Clays and Cooking: Oregon Meat Supplier Takes City Chefs Outdoors

   07.08.13

Clays and Cooking: Oregon Meat Supplier Takes City Chefs Outdoors

In cooperation with the Oregon Department of Fish and Wildlife (DFW), Portland-based butcher Nicky USA recently invited 20 of the Northwestern state’s best chefs to a meet-and-greet skeet shooting event on their free-range farm outside Aurora. The goal was to convert these masters of the kitchen into master hunters. After all, these chefs know better than most how to properly prepare wild game, the primary product offered by Nicky to the region’s discerning foodies.

“If it wasn’t for hunters I wouldn’t be here,” Nicky USA’s owner Geoff Latham told the Statesman Journal. “If there wasn’t people going into the outdoors, there wouldn’t be as much interest in, you know elk, venison, and rabbit, stuff like that.”

Among his best customers are high-end restaurants, which procure mouth-watering portions of wild boar, venison, and even meat as exotic as Tibetan yak. Latham invited the chefs, many of whom have never fired a firearm, to experience hunting for themselves. Before taking the plunge on licenses, however, Latham decided to host a little skeet shoot. Along with using shotguns, the chefs tried their hands at bows and muzzleloaders as well.

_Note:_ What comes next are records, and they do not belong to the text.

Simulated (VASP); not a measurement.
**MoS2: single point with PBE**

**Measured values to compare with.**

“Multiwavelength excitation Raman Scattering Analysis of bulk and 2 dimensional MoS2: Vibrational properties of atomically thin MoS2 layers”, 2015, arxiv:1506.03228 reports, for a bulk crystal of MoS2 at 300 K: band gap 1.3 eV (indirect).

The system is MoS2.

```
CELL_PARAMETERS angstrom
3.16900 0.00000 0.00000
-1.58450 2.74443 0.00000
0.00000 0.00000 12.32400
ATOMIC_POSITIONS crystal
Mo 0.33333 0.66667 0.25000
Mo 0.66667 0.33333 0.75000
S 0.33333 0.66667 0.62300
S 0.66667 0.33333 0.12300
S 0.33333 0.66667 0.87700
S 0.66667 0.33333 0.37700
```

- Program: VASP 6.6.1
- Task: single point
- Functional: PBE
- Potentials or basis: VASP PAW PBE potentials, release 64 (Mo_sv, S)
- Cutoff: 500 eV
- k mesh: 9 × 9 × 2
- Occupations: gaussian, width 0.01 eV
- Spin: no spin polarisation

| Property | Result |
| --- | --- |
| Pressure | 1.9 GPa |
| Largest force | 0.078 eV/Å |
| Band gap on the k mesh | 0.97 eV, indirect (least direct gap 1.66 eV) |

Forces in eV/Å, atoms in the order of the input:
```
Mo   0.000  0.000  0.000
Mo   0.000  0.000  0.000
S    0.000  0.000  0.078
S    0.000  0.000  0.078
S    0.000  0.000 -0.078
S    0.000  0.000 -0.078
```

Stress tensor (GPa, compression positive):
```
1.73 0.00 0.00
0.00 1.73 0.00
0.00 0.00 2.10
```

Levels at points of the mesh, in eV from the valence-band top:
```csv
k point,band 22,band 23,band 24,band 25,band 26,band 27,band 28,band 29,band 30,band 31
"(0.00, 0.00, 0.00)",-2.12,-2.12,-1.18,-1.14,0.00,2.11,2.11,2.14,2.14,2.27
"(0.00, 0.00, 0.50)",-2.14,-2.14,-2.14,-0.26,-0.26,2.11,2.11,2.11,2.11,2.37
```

“It’s always interesting as a chef to get out of the kitchen and go to a place where food potentially could start from,” said Greg Denton, executive chef at Portland’s Ox restaurant. “It really gives you a perspective you normally don’t have.”

Game meat has long been a staple of robust, lean, and nutritious meals. Whether cooking on the backyard grill or pan-seared under the watchful gaze of world-renowned chefs, game meat provides many advantages over farm-raised beef and chicken. Overall, the DFW officials and Latham said the skeet shoot was overwhelmingly successful.

“I think the take-home message is that it doesn’t get more free range than meat that you’ve hunted or fished for yourself,” said Michelle Dennehy, coordinator of wildlife communications for the DFW. “And we have everything that you need to get started.”

Dennehy hopes that the chefs will become hunters in their own right, or at least take their experiences back to the culinary world.

“When you hunt and fish, you’re actually supporting wildlife conservation because the money that you spend on licenses, tags, and hunting equipment actually goes straight back into monitoring wildlife and improving habitat, maintaining our wildlife areas,” she said. “So when you hunt and fish, you’re also plowing money back into wildlife conservation.”